Following an assessment of the legal requirements under the new false self employment laws affecting recruitment agencies, the Association of Recruitment Consultancies (ARC) has written to the Treasury Minister to request a review of the new test.

The law, set out in the Finance Bill 2014 amending ss.44-47 Income Tax (Earnings and Pensions) Act 2003, is designed to combat the use of the self employed supply model under which often low paid workers are labelled as self employed in order to reduce tax and NIC payments.

Adrian Marlowe, chairman of the organisation which represents recruitment business worth some £2bn per annum, said “this law applies to consultancies and agencies in the UK that supply self employed individuals. The default position is that whatever the role or seniority of the worker the agencies supplying them will have to apply the PAYE rules to payments due, without any allowance for expenses, unless the agency is willing to take a risk. This is because the PAYE rules apply wherever there is any element of direction, supervision or control as to the manner, meaning ‘how’, (“the SDC test”) the services are provided by the individual concerned.”

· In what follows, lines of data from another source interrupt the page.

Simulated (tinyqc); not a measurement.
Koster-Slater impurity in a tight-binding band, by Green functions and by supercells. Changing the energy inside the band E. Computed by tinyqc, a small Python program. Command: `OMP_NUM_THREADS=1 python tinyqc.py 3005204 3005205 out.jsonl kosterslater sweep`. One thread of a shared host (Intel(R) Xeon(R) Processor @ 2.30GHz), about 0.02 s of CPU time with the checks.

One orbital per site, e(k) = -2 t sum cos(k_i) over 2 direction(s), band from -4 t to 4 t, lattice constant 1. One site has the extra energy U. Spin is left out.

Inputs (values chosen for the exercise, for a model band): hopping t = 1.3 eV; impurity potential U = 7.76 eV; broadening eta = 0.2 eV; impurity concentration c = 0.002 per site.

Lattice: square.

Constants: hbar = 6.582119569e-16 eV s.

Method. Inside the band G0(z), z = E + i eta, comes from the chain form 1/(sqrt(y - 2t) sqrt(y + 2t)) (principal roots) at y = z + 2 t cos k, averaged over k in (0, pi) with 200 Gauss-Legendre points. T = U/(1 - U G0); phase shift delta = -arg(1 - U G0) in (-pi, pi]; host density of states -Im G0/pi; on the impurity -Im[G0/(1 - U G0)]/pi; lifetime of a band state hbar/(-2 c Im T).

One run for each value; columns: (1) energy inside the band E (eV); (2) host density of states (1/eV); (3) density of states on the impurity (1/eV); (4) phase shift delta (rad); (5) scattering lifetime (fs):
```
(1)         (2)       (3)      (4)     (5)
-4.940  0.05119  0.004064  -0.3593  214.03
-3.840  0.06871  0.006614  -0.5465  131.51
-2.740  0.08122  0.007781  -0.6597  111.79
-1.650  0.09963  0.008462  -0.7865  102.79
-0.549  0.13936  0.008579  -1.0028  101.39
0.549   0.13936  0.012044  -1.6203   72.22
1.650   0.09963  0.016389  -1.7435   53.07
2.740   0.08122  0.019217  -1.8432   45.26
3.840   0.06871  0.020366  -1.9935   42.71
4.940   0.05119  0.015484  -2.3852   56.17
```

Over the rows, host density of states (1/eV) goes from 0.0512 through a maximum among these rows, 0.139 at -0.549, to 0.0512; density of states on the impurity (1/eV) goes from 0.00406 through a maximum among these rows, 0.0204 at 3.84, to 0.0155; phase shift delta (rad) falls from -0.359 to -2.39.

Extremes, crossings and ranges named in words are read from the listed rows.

“Agencies are not lawyers, and whilst an agency can argue that the SDC test is not satisfied it needs evidence from third parties to be able to do so. This is against the backdrop that the SDC test does not specify what constitutes evidence, the requirement being that it must ‘be shown’ that the test is not satisfied. It means that an agency who is told by a client that there is no SDC could still be liable for the PAYE and employers NICs if it transpires that SDC was present, unless the client was deliberately dishonest in making the statement.”

ARC argues that as the test has no case law precedent of any value, the new law is confusing and unfair. This is because it is expressed in terms similar to, but is actually different from, those that relate to key employment status tests. Marlowe explained “as currently phrased the law leaves agencies, under pressure from genuinely self employed individuals not involved in tax avoidance to pay gross, to decide whether there is or is not SDC. Furthermore whilst statements as to SDC may be made at the outset of an assignment, SDC may arise during the assignment such that the tax status changes. HMRC guidance does not explain the position properly and in our view is never going to be able to.”

Agencies are necessary to support the flexible workforce, and ARC is dedicated to supporting the advantages of agency work to hirers and individuals alike. “The flexible workforce is bound to be unnecessarily affected. Many senior interims are self employed in the same way as construction specialists, and lorry drivers all of whom choose to deploy their services not because they have to under an employment relationship but because they have trained and have expert skillsets which they choose to deploy in accordance with their own business plan. Their tax status should reflect their business investment, yet the new law rules that out wherever they work through an agency unless the agency takes a risk. This forces self employed workers to set up through limited companies or to accept the new regime as compliant agencies will wish to avoid the risk.”

ARC says that whilst HMRC expresses the view that those genuinely self employed should be unaffected, this test does not have that result. “The SDC test does not check whether someone is genuinely self employed, and employment status is irrelevant. Terminology in this area is confusing given that HMRC talks about genuine self employment. As a result of this, agencies may be tempted to ignore the rules when dealing with those they believe are genuinely self employed, and more unscrupulous agencies will carry on regardless in a race to the bottom. This will leave compliant businesses at a serious potential disadvantage. Furthermore, the herding of self employed into limited companies, which is likely to be another result of the tax, is a manipulation of the workforce that involves cost and effort but without achieving a greater tax take for HMRC, benefitting only those service providers that service companies.”

ARC supports the need for HMRC to address tax avoidance through devices such as labelling workers as self employed, but as Marlowe says “if the intention is that all workers operating through agencies should be subject to the PAYE rules, then the law should say that clearly. If on the other hand genuinely self employed are to be allowed to be paid gross, the law should specify a proper and easily understandable test, not the one currently in place. For example, a test based on whether the worker has a genuine business entity and investment would sort the wheat from the chaff. Publication of a list of professionals excluded from scope would also assist. This amongst other things would square off the unfair anomaly that now exists, particularly in the construction industry where there is a clear conflict between these rules and the CIS tax scheme.”

Contrasting the new onshore rules with the recently published offshore intermediaries tax rules Marlowe comments “The onshore tax regime is very different from the new offshore rules where anyone working through an offshore company could be said by default to be trying to avoid tax. It is relatively easy to check whether there is an offshore intermediary in the chain of supply, and thus there is no obvious unfairness.” Agencies unfairly affected are invited to contact ARC. “As with other issues we have addressed”, says Marlowe “this one should be hit square on the jaw as soon as possible”.